By the Editorial Board
August 23, 2023
The Washington Post
Nearly half a million casualties, including almost 200,000 dead — that is the staggering toll to date of the slaughter by which history will remember Russian President Vladimir Putin’s lawless invasion of Ukraine. The estimates, by U.S. officials, are a running count as the war reaches its 18th month this week. The numbers will surely climb.
No end to the carnage is in sight, and calls for a negotiated solution are wishful thinking at this point. As Mr. Putin invests in Russia’s war economy, he shows no signs of giving up his fantasy of Russian neo-imperial glory. That hard truth leaves the United States and its European allies with few appealing options, especially as Ukraine’s grinding military offensive, launched in early June, remains far short of its goal: to evict Russia’s forces. Deeply entrenched in a miles-deep maze of defensive lines behind some of the most heavily mined terrain on Earth, the occupiers retain control of roughly 18 percent of Ukrainian territory.

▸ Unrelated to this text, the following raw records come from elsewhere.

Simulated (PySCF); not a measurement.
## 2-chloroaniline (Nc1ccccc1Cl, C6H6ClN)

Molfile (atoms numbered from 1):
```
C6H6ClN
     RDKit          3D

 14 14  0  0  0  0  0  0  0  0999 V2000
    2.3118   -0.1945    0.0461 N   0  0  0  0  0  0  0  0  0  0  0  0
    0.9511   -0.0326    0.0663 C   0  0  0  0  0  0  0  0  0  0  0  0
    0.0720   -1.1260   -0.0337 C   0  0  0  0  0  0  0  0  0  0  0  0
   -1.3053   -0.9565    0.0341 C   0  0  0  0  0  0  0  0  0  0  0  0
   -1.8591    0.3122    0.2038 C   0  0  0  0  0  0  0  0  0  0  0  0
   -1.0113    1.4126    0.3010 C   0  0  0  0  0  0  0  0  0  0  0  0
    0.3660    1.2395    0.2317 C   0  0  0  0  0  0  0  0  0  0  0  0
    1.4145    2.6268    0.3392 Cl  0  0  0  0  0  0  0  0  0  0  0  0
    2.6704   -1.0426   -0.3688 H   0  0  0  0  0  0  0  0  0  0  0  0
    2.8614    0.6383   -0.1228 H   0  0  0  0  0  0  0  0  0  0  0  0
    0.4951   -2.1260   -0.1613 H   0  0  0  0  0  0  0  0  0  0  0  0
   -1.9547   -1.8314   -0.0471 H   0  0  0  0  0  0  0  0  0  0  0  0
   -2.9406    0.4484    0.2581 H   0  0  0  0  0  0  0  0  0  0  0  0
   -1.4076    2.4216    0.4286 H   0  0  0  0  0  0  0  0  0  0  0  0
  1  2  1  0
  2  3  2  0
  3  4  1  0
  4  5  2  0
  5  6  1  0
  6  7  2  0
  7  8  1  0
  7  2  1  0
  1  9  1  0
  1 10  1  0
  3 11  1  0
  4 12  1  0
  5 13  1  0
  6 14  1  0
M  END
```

According to a recent Post report, U.S. intelligence officials have concluded that Kyiv is unlikely to achieve its main objective this year: breaking south through enemy lines and reaching the Sea of Azov. The idea was to sever the occupied corridor through Ukraine that connects Russia to the Crimean peninsula, which Moscow seized illegally in 2014.
Washington’s intelligence assessments have been wrong in the past, specifically by overestimating the proficiency of Russia’s military and the competence of its political leadership, and by underestimating Ukraine’s resolve and resourcefulness on the battlefield. Reports from the front lines and from Russian military bloggers suggest that Ukrainian morale remains high and that badly led, poorly supplied Russian troops are increasingly desperate. Kyiv’s forces continue to make modest gains despite the daunting challenge of advancing against Russia’s massively fortified positions.
Still, the raw disparities of scale in this fight are not going to disappear. Russia’s huge advantages in population and weapons-making capacity are bolstered by Mr. Putin’s decision to mobilize the nation’s industrial might to sustain an indefinite war. The Kremlin, having intensified its propaganda and crackdown on political dissent, has all but eliminated public expressions of antiwar views. The war could continue for years — waxing, waning or frozen.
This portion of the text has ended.